But the expression in the WHERE clause is not a SARG. The query plan shows an "Index Scan". So we are scanning all rows in the index. Note here that we are in fact using the index
Customer_Phone, but not in the best way. What happens is that the SQL Server query optimizer sees that we are only interested in the columns that are covered by our index
Customer_Phone so it does not have to use the table itself. Hereby it reduces the amount of data to read because the total size of the index is smaller than the table. But since we are applying a function (IsNull) to the Phone column then the expression is no longer a SARG and we can not benefit from a Seek to precisely pinpoint the customers without phone numbers, and we have to read all of the millions of rows in the index. That is what is happening when we see an "Index Scan" in the query plan. It is still better than a "Table Scan", but we would much prefer to see an "Index Seek" instead.
Using an OR clause
Here is the normally recommended way to make the expression in the WHERE clause into a SARG. We add an extra line with "OR" taking into account the special case when a NULL is supplied as the filter:
DECLARE @Phone NVARCHAR(24) = NULL; SELECT CustomerId, Phone FROM dbo.Customer WHERE Phone = @Phone OR (Phone IS NULL AND @Phone IS NULL);
Now the filter is a SARG, and we are getting the right result. The query plan shows an "Index Seek". With just 11000 rows in my test database the query runs 24 times faster than the previous query. With millions of rows in the table the performance gain would be even more dramatic. So we are happy.

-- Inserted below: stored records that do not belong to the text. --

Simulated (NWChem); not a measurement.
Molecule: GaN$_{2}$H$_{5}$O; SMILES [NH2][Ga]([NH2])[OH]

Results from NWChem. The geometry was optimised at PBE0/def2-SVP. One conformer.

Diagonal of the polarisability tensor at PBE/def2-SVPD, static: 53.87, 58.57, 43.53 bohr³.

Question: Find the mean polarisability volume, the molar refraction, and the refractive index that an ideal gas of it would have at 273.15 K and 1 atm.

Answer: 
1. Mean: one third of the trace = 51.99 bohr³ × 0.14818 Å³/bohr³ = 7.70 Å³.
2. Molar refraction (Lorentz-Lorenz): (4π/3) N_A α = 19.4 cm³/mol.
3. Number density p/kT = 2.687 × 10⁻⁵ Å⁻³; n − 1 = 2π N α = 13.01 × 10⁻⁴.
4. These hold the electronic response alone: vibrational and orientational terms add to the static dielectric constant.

Well, are we totally happy? This is fine with one filter/parameter, but what if you have more filters? Then the query will get more ugly and more messy, and consequently difficult to maintain.
Using set operators for comparison
There is a shorter and more elegant form that many people are not familiar with, but it does the job with less code. This form was shown to me by the great SQL Server expert Itzik Ben-Gan at the SQL Bits 2019 conference.
There is a group of SQL operators which instead of using equality based comparison use distinctness based comparison when making comparisons. This group is called set operators, and it includes the operators
EXCEPT. These SQL operators correspond to the well-known operators from the mathematical field of Set theory. In Set theory the operators go under the names of Union, Intersection, and Set Difference (the last one is also known as Relative Complement).
The solution is to use a distinctness based comparison by using a combination of a subquery and a set operator. Write
WHERE EXISTS and then form two sets each made of one row with a column for each parameter. With just one parameter it looks like this:
DECLARE @Phone NVARCHAR(24) = NULL; SELECT CustomerId, Phone FROM dbo.Customer WHERE EXISTS (SELECT Phone INTERSECT SELECT @Phone);
EXISTS returns True if the intersection contains any rows. The intersection contains rows if the queries to the left and right of the
INTERSECT keyword have any matching rows in common. This takes care of NULL values just like we want, and the query plan shows an "Index Seek".
You can extend this method to any number of parameters you want, provided you have the right indexes created. Here is an example with a search on three parameters:
SELECT CustomerId, Phone FROM dbo.Customer WHERE EXISTS (SELECT Phone, Firstname, Lastname INTERSECT SELECT @Phone, @Firstname, @Lastname);
Joins with set operators
Distinctness based comparison can also be used in other contexts, such as for joins with columns that can be NULL. Let us assume that the customer's first names can also be NULL, and we want to find matching customers from two different customer tables. Then we can do it like this, using the set operator
SELECT c.* FROM dbo.CoffeeShopCustomer AS c INNER JOIN dbo.PizzaPlaceCustomer AS p ON EXISTS ( SELECT c.Phone, c.FirstName, c.LastName, c.City INTERSECT SELECT p.Phone, p.FirstName, p.LastName, p.City );
Merge statements with set operators
Assume we have just loaded some customers into a staging table called
CustomerStage and this is going to be our source for a merge into our target table
Customer. We will match rows in the two tables by their column CustomerId. When there is a match (i.e. in both tables there is a row with the same CustomerId) then we perform an update of the target table so that all the other columns (besides CustomerId) will get a new value coming from the source table. When there is no match (i.e. there is a row in the source table with a CustomerId that could not be found in the target table) then we perform an insertion into the target table so that the row will be copied with all it's values from the source table.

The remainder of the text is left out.